Tuesday, April 7, 2020

“Keep Your Job, Ken!” Part 5: Gaining Prominence


by Professor Kenneth Hanson, Florida State University

The next post in my “Keep Your Job, Ken!" series focuses on gaining prominence and brand recognition. Having your name and independent research recognized by others is pivotal for getting speaking/journal invitations, funding, awards, and ultimately positive tenure letters. Some prominence as a graduate student and postdoc as well as having a bunch of prior co-workers in academia helps but it is still important to generate an independent identity and brand. Below are some of the strategies I employed and/or stumbled upon to develop the Hanson Research Group brand.

1) Prioritize small, topic specific conferences over large ones. Your travel funds are limited so it is important to pick and choose conferences wisely. Don’t rely exclusively on ACS, MRS, APS, or other large meetings to gain prominence. Given their size and diversity, they are very good for catching up with people you already know, but difficult to really get to know someone new. And if we are going to be honest, unless you are involved in a special/invited session or you follow a giant in your field, there are usually less than 20 people in the room for your presentation. On the other hand, smaller conferences like a Gordon conference give you no choice but to spend time with the same group of people for a week. It is amazing how many people you get to know in that span of time. Even if you are only presenting a poster you will likely get a lot of foot traffic and questions since almost everyone is in your field. And, best case scenario, at some conferences the best posters are selected for short talks later in the week which can further boost your visibility. 

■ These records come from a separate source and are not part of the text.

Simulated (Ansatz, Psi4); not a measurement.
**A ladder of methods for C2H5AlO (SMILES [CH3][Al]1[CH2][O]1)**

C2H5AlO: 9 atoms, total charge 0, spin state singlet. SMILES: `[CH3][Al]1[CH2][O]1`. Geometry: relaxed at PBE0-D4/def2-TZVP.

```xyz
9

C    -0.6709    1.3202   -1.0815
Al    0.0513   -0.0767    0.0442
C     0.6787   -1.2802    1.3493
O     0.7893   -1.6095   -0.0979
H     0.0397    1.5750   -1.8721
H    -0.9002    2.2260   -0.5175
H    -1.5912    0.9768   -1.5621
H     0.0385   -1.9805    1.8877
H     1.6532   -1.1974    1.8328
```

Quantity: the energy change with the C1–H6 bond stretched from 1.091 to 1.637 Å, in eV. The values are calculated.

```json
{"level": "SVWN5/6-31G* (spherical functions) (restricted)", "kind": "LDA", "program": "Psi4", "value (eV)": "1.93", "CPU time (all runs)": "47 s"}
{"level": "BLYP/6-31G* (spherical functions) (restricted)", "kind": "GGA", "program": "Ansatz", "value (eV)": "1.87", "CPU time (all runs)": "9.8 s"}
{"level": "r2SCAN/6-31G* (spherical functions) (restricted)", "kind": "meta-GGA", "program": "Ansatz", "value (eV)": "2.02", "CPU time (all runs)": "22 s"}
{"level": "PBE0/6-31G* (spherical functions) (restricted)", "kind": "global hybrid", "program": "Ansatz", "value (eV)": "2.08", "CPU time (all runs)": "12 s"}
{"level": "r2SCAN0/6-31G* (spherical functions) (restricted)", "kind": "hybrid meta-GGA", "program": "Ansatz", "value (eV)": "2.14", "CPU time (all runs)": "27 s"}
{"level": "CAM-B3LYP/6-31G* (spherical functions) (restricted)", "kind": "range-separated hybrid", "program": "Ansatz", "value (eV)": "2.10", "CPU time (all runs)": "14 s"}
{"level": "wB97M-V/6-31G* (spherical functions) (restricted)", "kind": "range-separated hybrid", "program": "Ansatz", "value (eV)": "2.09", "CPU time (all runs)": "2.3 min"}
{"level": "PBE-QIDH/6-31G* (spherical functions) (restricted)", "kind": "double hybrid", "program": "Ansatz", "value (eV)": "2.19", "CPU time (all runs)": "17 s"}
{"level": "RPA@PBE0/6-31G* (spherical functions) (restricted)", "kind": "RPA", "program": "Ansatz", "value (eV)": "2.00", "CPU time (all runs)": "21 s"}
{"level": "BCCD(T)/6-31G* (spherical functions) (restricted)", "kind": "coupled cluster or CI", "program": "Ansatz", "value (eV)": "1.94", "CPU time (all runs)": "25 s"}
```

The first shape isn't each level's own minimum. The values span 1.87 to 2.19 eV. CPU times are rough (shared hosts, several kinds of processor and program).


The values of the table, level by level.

2) In line with the previous comment, find the appropriate community and embed yourself in it. That is, regardless of your previous research, find and attend the topic specific conferences that encompass the area of science you anticipate you will be known for. For me I went from primarily OLEDs and OPVs in grad school, to solar fuels and catalysis as a postdoc, to primarily molecular photochemistry/ photophysics at interfaces as a PI. As such, my community changed from the Solar Fuels GRC and Optical Society of America meetings to the Photochemistry GRC, Inter-American Photochemical Society meeting, and the Symposium on Singlet Fission and Photon Fusion. There is some degree of overlap in each but there is a distinct demographic change between the Solar Fuels and the Photochemistry GRC. That demographic change is important because it increases the likelihood that you will meet potential reviewers, collaborators, editors, program officers, and tenure letter writers. If you are lucky, like me, the community and a few key senior members/organizers in particular will welcome you in and support your early career aspirations. Speaking of which, I want to take a second to express special thanks to Phil, Jim, Jerry, Claudia, Jeff, Malcom, Maria, Kirk, Tehshik, Tim, Nobuo, and others.

3) Organize topic specific sessions where you decide the invitees. Instead of going to your community, organize an event that brings your community to you. I would not recommend organizing a new conference from scratch because that is an enormous amount of work. Instead, focus on organizing a specific session at an already existing conference like the ACS or MRS meetings. These larger conferences give you the opportunity to submit a proposal for topical sessions. I am not sure what the exact success rate is but based on anecdote, if you submit a solid proposal on time they are usually approved. Note that the submission deadline is typically one year before the conference, so you have to get on top of it early. For me the timing worked out such that I was able to organize a special symposium to celebrate the 75th birthday of my postdoc advisor, Thomas J. Meyer, at the Fall 2016 ACS National Meeting. I was able to invite many of his academic children and grandchildren as well as others who are giants in my field. I am confident that at least half my tenure letter writers were in that room. As a bonus, some of these invites returned the favor and invited me to their symposia. 

4) Invite potential tenure letter writers to give a departmental seminar. One of the best ways to get to know the giants in your field is to invite them to give a seminar. As host of their visit you can coordinate the schedule to maximize your and your students time with them (e.g. lunch, dinner, meetings, etc.). It is also a great opportunity to raise the profile of your colleagues and the department in general. As far as I know, it is a fairly standard practice for most departments to prioritize the junior faculty invites. If not, talk to your seminar organizers to see if there is room in the budget. If not, and if it is allowed, it might be worth spending some startup funds on bringing in your own speaker. One important note: contact speakers early. I recommend one year in advance because their schedules tend to fill up quickly.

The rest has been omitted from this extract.